Peter Xu Jan. 8, 2020, 5:20 p.m. UTC | #1
On Thu, Sep 26, 2019 at 04:18:12PM -0700, Ben Gardon wrote:

[...]

> +static int handle_direct_page_fault(struct kvm_vcpu *vcpu,
> +		unsigned long mmu_seq, int write, int map_writable, int level,
> +		gpa_t gpa, gfn_t gfn, kvm_pfn_t pfn, bool prefault)
> +{
> +	struct direct_walk_iterator iter;
> +	struct kvm_mmu_memory_cache *pf_pt_cache = &vcpu->arch.mmu_page_cache;
> +	u64 *child_pt;
> +	u64 new_pte;
> +	int ret = RET_PF_RETRY;
> +
> +	direct_walk_iterator_setup_walk(&iter, vcpu->kvm,
> +			kvm_arch_vcpu_memslots_id(vcpu), gpa >> PAGE_SHIFT,
> +			(gpa >> PAGE_SHIFT) + 1, MMU_READ_LOCK);
> +	while (direct_walk_iterator_next_pte(&iter)) {
> +		if (iter.level == level) {
> +			ret = direct_page_fault_handle_target_level(vcpu,
> +					write, map_writable, &iter, pfn,
> +					prefault);
> +
> +			break;
> +		} else if (!is_present_direct_pte(iter.old_pte) ||
> +			   is_large_pte(iter.old_pte)) {
> +			/*
> +			 * The leaf PTE for this fault must be mapped at a
> +			 * lower level, so a non-leaf PTE must be inserted into
> +			 * the paging structure. If the assignment below
> +			 * succeeds, it will add the non-leaf PTE and a new
> +			 * page of page table memory. Then the iterator can
> +			 * traverse into that new page. If the atomic compare/
> +			 * exchange fails, the iterator will repeat the current
> +			 * PTE, so the only thing this function must do
> +			 * differently is return the page table memory to the
> +			 * vCPU's fault cache.
> +			 */
> +			child_pt = mmu_memory_cache_alloc(pf_pt_cache);
> +			new_pte = generate_nonleaf_pte(child_pt, false);
> +
> +			if (!direct_walk_iterator_set_pte(&iter, new_pte))
> +				mmu_memory_cache_return(pf_pt_cache, child_pt);
> +		}
> +	}

I have a question on how this will guarantee safe concurrency...

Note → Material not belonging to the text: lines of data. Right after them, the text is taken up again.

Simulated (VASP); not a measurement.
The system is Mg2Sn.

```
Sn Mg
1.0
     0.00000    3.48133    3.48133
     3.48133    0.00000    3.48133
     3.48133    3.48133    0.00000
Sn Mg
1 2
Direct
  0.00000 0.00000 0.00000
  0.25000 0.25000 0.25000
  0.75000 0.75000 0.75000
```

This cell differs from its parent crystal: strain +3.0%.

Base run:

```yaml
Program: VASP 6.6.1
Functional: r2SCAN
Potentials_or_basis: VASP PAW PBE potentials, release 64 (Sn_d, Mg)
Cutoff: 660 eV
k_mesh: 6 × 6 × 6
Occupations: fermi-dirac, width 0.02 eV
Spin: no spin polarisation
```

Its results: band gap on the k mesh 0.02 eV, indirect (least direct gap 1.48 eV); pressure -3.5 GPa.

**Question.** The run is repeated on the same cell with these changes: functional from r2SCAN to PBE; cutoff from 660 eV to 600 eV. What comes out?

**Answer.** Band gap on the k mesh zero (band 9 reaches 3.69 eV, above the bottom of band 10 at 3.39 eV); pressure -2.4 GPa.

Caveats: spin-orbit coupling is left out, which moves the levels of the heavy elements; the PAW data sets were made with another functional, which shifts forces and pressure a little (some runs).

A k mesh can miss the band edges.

As you mentioned previously somewhere, the design somehow mimics how
the core mm works with process page tables, and IIUC here the rwlock
works really like the mmap_sem that we have for the process mm.  So
with the series now we can have multiple page fault happening with
read lock held of the mmu_lock to reach here.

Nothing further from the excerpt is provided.